June 29, 2009

How to grill corn on the cob

Grilledcorn

We've adored grilled corn on the cob since our grandfathers used to cook it over hot coals in a half barrel every labor day.

It was just this year that we finally tried it ourselves.

The delicious smokiness took us right back. And tasted like summer epitomized.

Here's how you do it

Soak your corn cobs (still in husks) in a bowl of water for 1 to 3 hours. (Really, there's no need to shuck silk and twine husks together as some recipes advocate.) Place on grill at low heat, turning often, like hot dogs. To evenly cook, make sure to keep on grill for 20 to 30 minutes.

Shuck, slather with your choice of toppings and enjoy.

June 22, 2009

Carrot ginger soup

Carrotgingersoup

This is our new favorite soup. We made it for the first time last night and couldn't stop raving about it (modest, aren't we?) This soup. This soup! It's an amazing combination of butter, white wine, lemon juice, carrots, lots and lots of ginger, and other things too.

It can be served hot or cold. It's zesty and complicated and comforting. And it's pretty inexpensive to make a big vat. The only drawback is that there's some chopping to be done. But it's worth it. It's WAY worth it.

Here's what you need and how you do it

6 Tablespoons butter or margarine
1 large onion
1/4 cup fresh ginger, minced
3 cloves garlic, minced
3 to 4 cups chicken or veggie stock
1 cup dry white wine
1/2 cup milk or cream (optional)
1 pound carrots (we used four big ones), peeled and chopped
2 Tablespoons fresh lemon juice
1 Tablespoon curry powder
Salt and black pepper to taste
Fresh parsley or chives for garnish

Melt butter in soup pot. Add onion, ginger and garlic and sauté for 15 to 20 minutes.

Add stock, wine, milk or cream (if using) and carrots. Heat to boiling. Reduce heat and simmer uncovered over medium heat until carrots are very tender (about 45 minutes).

Puree soup in a blender or food processor.

Season with lemon juice, curry powder, salt and pepper. Sprinkle with parsley or chives. Serve hot or cold.

For a printable version of this recipe, click here.

June 17, 2009

Zucchini chocolate chip cookies

Zucchinicookies

This recipe comes from an old Sunset and gives the impression of making halfway nutritious cookies (if you don't count all the butter and sugar--we prefer to focus on the zucchini).

They are cakey, moist and complex. They work equally well with egg or egg replacer and are a must try.

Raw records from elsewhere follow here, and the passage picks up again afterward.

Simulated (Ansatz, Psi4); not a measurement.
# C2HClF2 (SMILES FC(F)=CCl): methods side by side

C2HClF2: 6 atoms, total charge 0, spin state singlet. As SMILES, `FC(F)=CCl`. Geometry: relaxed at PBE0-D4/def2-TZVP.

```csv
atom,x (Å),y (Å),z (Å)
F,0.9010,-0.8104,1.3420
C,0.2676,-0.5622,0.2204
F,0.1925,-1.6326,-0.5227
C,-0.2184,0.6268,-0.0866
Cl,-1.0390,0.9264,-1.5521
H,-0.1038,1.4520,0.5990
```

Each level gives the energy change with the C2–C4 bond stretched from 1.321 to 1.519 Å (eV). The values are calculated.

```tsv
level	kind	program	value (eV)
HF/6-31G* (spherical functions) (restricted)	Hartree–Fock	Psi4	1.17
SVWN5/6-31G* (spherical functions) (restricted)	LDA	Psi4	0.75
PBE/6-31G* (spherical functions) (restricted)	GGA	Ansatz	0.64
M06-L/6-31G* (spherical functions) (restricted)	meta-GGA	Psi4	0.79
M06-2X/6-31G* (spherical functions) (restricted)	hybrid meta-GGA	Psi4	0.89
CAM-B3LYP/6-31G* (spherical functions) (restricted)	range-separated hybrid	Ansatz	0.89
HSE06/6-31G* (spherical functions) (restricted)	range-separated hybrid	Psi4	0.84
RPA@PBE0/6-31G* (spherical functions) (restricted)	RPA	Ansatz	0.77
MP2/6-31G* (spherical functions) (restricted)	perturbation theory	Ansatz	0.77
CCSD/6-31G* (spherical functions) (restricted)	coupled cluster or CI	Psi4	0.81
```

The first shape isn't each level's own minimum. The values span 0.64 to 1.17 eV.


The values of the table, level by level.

Here's what you need and how you do it

1 cup butter or margarine, room temperature
1-1/2 cups sugar
2 large eggs (or the equivalent egg replacer)
1 teaspoon vanilla
2 cups zucchini (unpeeled, shredded)
2-3/4 cups flour
2 teaspoons baking powder
1 teaspoon cinnamon
1 teaspoon salt
1 cup chocolate chips
1 cup walnuts (optional, chopped)
1/2 cup raisins (optional, we left them out)
1 cup sweetened, flaked coconut

Preheat oven to 350 degrees.

In a large bowl, cream together butter and sugar. Beat in eggs (or egg replacer) and vanilla. Stir in zucchini.

In a separate bowl, mix flour, baking powder, cinnamon and salt. Add to zucchini mixture. Stir in nuts, chocolate chips, raisins and coconut.

Drop by spoonfuls onto greased cookie sheets. Bake until lightly browned, 8 to 12 minutes.

For a printable version of this recipe, click here.

June 15, 2009

Ravioli with spinach and bacon

Raviolibaconspinach

Another Real Simple recipe? you ask.

Well, yes. That's what happens when Real Simple is delivered to our house every month. We see the recipes. We drool a little. We buy the ingredients and cook them up.

We blog about them.

This is a tasty little number that takes about 20 minutes to pull together (and we really mean 20 minutes. None of the 10 minute meals that, in actuality, require an hour.).

We used Rising Moon's Butternut Squash ravioli (though you can use whatever variety you prefer) and the sweetness of the squash contrasted nicely with the tangy lemon and salty bacon.

If you buy pre-cooked bacon, which we highly recommend, the prep time goes that much faster.

Here's what you need and how you do it

1 pound ravioli, fresh or frozen
6 slices bacon
2 Tablespoons olive oil
1 Tablespoon garlic (or 2 cloves, sliced)
5 to 6 cups fresh baby spinach
Salt and pepper
1 Tablespoon fresh lemon juice

Cook ravioli according to package directions.

Meanwhile, cook the bacon in a skillet until crisp. Cool and crumble (or use pre-cooked and microwave for 30 seconds then chop into small pieces).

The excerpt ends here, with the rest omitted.